Speaking to FE, Dr Parikh said that the energy sector in the country would be integrated in the true sense of the word only if the existing pricing distortions were corrected. We need to establish a system of rational pricing for all energy sectors, he said.
Citing an example, Dr Parikh pointed out that the price of coal was artificially high because of high freight costs which in turn was a result of cross subsidisation by the Railways. This made coal relatively expensive compared to subsidised products like natural gas and negatively influenced consumer choice, he added.
While the governments initiative to link petro prices to international prices was a welcome move, Dr Parikh said that the initiative was incomplete till prices of competing products like natural gas and other fuels were also linked to international prices.

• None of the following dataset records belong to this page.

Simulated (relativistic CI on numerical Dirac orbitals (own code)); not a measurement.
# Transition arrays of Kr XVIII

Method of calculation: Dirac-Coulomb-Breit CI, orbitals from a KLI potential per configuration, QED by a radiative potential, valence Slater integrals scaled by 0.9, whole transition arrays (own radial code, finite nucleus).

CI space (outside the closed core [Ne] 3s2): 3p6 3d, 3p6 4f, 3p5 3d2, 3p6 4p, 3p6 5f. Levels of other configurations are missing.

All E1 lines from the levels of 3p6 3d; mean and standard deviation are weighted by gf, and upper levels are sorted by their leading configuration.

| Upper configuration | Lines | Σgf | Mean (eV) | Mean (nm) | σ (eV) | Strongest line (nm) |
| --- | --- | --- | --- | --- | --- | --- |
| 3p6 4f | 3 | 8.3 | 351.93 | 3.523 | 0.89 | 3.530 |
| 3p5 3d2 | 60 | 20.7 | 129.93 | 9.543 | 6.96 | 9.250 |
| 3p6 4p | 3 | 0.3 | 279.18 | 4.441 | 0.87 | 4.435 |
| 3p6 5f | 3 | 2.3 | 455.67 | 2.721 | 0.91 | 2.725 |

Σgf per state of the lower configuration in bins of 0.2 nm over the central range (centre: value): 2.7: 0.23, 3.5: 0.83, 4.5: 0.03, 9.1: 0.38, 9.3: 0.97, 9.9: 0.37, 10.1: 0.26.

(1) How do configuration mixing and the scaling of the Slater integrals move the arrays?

Other members of the Integrated Energy Policy Committee will be finalised next week, he said, adding that he had been asked by the government to submit the policy in six months time. On the issue of energy security, Dr Parikh said that it was important to examine all options to arrive at the most cost-effective solution. He did not rule out the possibility of going in for a mixture of options which could include holding strategic oil reserves, securing overseas oil equity, building dollar reserves and buying future options.
While hydro-energy and nuclear energy both hold a lot of potential, the Planning Commission member pointed out that the issue of environmental costs also had to be addressed. A balance has to be struck, he said.